Massive protest against the extradition in Hong Kong. Teens voluntary clear the rubbish left behind 26 Jun

In this article I’d like to talk about the ecological impact created by the recently developed  political situation and the following protests in Hong Kong. This led to many changes in the everyday lives of the people living in the city. I would also like to turn your attention to a certain group of people who took the initiative to clear the rubbish left on the streets after the demonstrations.

In 1997 when a decision was taken in London to hand back Hong Kong to China, Hong Kong became a Special Administrative Region of the PRC. When the government of China decided to force changes of the political environment in Hong Kong, the citizens there decided that they will not leave things happen without expressing their position on the matter. One of the outcomes in the years after was the introduction of the anti-extraditional bill.

The anti-extradition bill protests were a series of demonstrations in Hong Kong and other cities around the world against the Fugitive Offenders and Mutual Legal Assistance in Criminal Matters Legislation (Amendment) Bill 2019 proposed by the Hong Kong government. On April, 28th the movement got bigger and more serious. Around 130,000 protesters were attracted. Police officers used tear gas, pepper spray and rubber bullets against the unarmed protesters, while they were trying to break into the parliament. Around 11 people were arrested and 75 were injured, said a police officer. The citizens of Hong Kong were concerned over the removal of the firewall of the legal systems between Mainland China and Hong Kong. Leading lawyers and opponents of the extradition law say China’s authority system is marked by torture and forced confessions.

The whole situation was caused due to the fact that the citizens felt threatened. Even though this was not the right solution for the problem, this was the only way for them to be heard and noticed by the government. Unfortunately, things got violent – there are videos and images showing equipped police officers with pepper spray, riot shields and cudgels chasing the protesters while they run from the gas clouds. 

This is not the first demonstration of its kind that marks Hong Kong’s history –  other similar protests occurred between September and December 2014 under the name “Umbrella Movement”, which by the way was headlined as ‘The Politest Protest.’ Nevertheless, the police got involved  once again and things got rough… They were forced to use pepper spray against the protesters in order to clear the streets and resume the traffic. In the meantime 45 arrests were made. 

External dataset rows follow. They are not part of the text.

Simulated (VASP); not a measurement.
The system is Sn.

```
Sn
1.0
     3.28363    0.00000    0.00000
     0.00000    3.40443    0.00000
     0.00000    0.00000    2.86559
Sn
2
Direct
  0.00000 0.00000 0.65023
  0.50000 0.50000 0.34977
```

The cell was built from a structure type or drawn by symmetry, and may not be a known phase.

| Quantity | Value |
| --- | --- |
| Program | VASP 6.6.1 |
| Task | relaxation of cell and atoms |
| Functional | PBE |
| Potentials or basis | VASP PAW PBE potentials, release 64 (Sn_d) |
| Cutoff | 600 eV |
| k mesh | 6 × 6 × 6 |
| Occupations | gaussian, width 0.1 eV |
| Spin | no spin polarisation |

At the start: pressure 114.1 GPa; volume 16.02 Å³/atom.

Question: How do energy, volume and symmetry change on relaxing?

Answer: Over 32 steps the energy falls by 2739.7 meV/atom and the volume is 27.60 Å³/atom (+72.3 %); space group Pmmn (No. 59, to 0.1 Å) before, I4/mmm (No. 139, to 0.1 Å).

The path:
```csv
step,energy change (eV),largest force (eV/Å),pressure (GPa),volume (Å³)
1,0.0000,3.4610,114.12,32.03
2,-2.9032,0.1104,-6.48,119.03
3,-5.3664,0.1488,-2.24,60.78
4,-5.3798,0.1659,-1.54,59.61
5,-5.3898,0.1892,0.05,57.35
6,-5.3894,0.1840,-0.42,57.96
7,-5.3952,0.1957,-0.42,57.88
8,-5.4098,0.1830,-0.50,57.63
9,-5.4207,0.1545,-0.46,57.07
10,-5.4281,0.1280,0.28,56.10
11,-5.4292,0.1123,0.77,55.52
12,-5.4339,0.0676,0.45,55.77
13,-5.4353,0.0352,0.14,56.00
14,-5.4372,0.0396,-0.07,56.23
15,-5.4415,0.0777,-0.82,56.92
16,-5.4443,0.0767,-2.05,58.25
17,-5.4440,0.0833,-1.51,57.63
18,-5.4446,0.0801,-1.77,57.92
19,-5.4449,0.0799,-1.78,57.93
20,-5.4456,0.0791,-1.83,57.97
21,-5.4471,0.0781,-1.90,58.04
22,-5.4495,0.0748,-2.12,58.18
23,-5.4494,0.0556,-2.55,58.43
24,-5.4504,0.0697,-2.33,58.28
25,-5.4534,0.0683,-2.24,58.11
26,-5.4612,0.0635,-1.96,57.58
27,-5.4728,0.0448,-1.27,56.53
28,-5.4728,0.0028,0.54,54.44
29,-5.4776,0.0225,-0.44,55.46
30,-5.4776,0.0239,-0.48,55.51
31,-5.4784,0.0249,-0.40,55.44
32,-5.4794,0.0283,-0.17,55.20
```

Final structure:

This time however, once the massive demonstrations came to a halt, young and eco-oriented teens volunteered to clear the rubbish that was spread all over the streets in Hong Kong. Not even the rain could  stop them – their ambition to clean the city was absolutely remarkable. They collected helmets, umbrellas, face masks, food packaging, water bottles and other rubbish that was left behind and they even sorted out the trash for recycling. Here is what one of the young demonstrators said:

“We just want to clear the rubbish on the street, we’re not part of any organisation. We just want to be responsible. Since we were the ones to create all this rubbish, we have a responsibility to clean it up.”

And another one said:

“I am part of the rally and a part of Hong Kong. I saw so much garbage on the ground and wanted to do something for the city.” 

I think that it is also admirable that besides clearing the rubbish from the streets following the series of sit-in protests, demonstrators also left notes apologizing for traffic delays and organised makeshift recycling stations. No matter how negative the preconditions were I do believe that there is a positive side of it all. Namely – getting people conscious about and engaged with preserving an ecologically clean environment for themselves, as well as for the future generations.